At the end of the command, specifying --args (with an s) and desired properties will only extract those properties.

Get version and tags

jq -rf extract.jq --arg yaml true 'schemas/petstore.json' --args 'version' 'tags'
info:
version: 1.0.6
paths./pet/findByStatus.get:
tags: [
"pet"
]
paths./pet/findByTags.get:
tags: [
"pet"
]
paths./pet/{petId}.get:
tags: [
"pet"
]
...

Using the yq utility #

My YAML formatting is pretty bad, so use yq instead:

jq -rf extract.jq "schemas/petstore.json" --args "tags" "version" |
yq eval -P > tagged.yml

Creates a prettier file called tagged.yml:

info:
version: 1.0.6
paths./pet.post:
tags:
- pet
paths./pet.post.responses.200.content.application/xml.examples.example-1.value:
tags:
- id: 0
name: string
...

Insertion #

Once I have my YAML file, I can edit it however I want. Then, I need to update the schema with my edits.

In tagged.yml, change the version to 1.0.7 :

info:
version: 1.0.7
paths./pet.post:
tags:
- pet
paths./pet.post.responses.200.content.application/xml.examples.example-1.value:
tags:
- id: 0
name: string

Use yq for converting YAML to JSON:

yq eval -j "tagged.yml" |
jq -f insert.jq --slurpfile oas "schemas/petstore.json"

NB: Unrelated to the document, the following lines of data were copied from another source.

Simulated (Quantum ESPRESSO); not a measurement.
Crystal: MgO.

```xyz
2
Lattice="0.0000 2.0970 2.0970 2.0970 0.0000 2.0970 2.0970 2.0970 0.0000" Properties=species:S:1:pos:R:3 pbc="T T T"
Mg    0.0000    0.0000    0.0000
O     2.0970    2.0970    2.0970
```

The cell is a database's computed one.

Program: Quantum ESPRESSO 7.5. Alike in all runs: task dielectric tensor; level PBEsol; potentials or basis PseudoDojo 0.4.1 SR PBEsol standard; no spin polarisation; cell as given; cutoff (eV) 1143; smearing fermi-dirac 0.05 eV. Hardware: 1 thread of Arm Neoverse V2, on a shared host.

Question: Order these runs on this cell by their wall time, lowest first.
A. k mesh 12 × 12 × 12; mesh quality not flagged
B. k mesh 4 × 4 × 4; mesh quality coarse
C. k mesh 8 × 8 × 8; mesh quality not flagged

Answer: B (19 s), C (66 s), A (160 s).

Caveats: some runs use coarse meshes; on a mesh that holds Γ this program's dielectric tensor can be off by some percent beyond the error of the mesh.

The JSON will be updated with the new value:

  "info": {
"description": "This is a sample Pet Store Server...",
"version": "1.0.7",
}

(insert.jq source)

Multiple annotation files #

First merge multiple YAMLs with yq, then pipe to jq.

yq eval-all '. as $item ireduce ({}; . * $item )' tagged.yml anotherAnnotation.yml |
jq -f insert.jq --slurpfile oas "schemas/petstore.json"

The End #

That’s “The Annotator” for you, which is really more a JSON Leaf Extractor. It achieves part of my overwrite mechanism.

The annotation file can be a way to add custom properties. For example, I may want to add an x-afterword property. Many have created their own extensions for custom data design, as proven by this list of OAS x-tensions found in the wild.

Next up, rendering an OAS into a documentation page in Markdown. I am eyeing RapiDoc, as it looks nice and it’s easily customizable. Cheers! 🍻